Resource manager maintains a number of interrelated data-structures in memory. Invariant checking functions, defined in this section assert internal consistency of these structures.
A resource is an entity in Motr for which a notion of ownership can be well-defined. See the HLD referenced below for more details.
In Motr almost everything is a resource, except for the low-level types that are used to implement the resource framework.
Resource management is split into two parts:
generic functionality, implemented by the code in rm/ directory and
resource type specific functionality.
These parts interact through the operation vectors (m0_rm_resource_ops, m0_rm_resource_type_ops and m0_rm_credit_ops) provided by a resource type and called by the generic code. Type specific code, in turn, calls generic entry-points described in the Resource type interface section.
In the documentation below, responsibilities of generic and type specific parts of the resource manager are delineated.
Overview
A resource (m0_rm_resource) is associated with various file system entities:
file meta-data. Credits to use this resource can be thought of as locks on file attributes that allow them to be cached or modified locally;
file data. Credits to use this resource are extents in the file plus access mode bits (read, write);
free storage space on a server (a "grant" in Lustre terminology). Credit to use this resource is a reservation of a given number of bytes;
quota;
many more, see the HLD for examples.
A resource owner (m0_rm_owner) represents a collection of credits to use a particular resource.
To use a resource, a user of the resource manager creates an incoming resource request (m0_rm_incoming), that describes a wanted usage credit (m0_rm_credit_get()). Sometimes the request can be fulfilled immediately, sometimes it requires changes in the credit ownership. In the latter case outgoing requests are directed to the remote resource owners (which typically means a network communication) to collect the wanted usage credit at the owner. When an outgoing request reaches its target remote domain, an incoming request is created and processed (which in turn might result in sending further outgoing requests). Eventually, a reply is received for the outgoing request. When incoming request processing is complete, it "pins" the wanted credit. This credit can be used until the incoming request structure is destroyed (m0_rm_credit_put()) and the pin is released.

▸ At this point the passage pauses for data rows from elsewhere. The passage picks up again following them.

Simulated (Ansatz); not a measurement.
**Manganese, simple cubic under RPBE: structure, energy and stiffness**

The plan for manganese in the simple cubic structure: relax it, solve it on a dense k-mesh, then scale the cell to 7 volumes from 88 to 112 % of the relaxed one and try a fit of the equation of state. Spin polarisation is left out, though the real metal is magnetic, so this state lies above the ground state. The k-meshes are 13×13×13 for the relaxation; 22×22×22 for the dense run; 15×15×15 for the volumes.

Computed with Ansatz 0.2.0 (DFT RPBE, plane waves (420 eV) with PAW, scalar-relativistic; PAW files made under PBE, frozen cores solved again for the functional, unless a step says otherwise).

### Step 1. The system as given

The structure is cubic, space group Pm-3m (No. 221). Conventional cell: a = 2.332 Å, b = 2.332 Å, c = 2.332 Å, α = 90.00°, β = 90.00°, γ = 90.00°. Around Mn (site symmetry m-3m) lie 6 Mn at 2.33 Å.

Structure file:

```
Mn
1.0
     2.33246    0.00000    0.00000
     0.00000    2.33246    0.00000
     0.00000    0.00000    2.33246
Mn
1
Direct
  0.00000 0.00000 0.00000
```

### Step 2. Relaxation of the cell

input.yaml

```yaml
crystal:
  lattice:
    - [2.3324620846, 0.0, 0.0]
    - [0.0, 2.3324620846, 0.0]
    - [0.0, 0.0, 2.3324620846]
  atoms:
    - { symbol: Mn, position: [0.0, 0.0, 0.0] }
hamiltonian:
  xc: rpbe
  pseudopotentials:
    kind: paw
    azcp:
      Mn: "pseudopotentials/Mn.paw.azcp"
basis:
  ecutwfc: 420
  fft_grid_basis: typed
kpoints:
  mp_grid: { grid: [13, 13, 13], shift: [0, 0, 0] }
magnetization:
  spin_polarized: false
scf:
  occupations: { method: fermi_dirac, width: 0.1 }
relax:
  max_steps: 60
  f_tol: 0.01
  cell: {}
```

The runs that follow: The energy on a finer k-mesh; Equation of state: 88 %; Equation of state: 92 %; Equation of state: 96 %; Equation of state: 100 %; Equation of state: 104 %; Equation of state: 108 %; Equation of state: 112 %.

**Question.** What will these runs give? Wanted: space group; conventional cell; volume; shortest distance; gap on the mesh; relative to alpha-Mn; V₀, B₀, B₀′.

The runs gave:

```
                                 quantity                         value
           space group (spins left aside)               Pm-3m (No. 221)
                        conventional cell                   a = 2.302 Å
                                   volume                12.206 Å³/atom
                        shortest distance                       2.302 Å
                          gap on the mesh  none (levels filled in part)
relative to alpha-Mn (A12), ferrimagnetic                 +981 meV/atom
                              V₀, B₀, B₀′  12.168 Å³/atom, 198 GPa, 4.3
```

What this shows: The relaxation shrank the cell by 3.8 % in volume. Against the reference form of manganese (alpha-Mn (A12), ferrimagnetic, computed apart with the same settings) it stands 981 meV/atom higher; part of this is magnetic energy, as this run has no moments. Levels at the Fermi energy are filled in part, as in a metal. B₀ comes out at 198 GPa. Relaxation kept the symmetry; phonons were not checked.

See the documentation for individual resource management data-types and interfaces for more detailed description of their behaviour.
Terminology.
Various terms are used to described credit flow of the resources in a cluster.
Owners of credits for a particular resource are arranged in a cluster-wide hierarchy. This hierarchical arrangement depends on system structure (e.g., where devices are connected, how network topology looks like) and dynamic system behaviour (how accesses to a resource are distributed).
Originally, all credits on the resource belong to a single owner or a set of owners, residing on some well-known servers. Proxy servers request and cache credits from there. Lower level proxies and clients request credits in turn. According to the order in this hierarchy, one distinguishes "upward" and "downward" owners relative to a given one.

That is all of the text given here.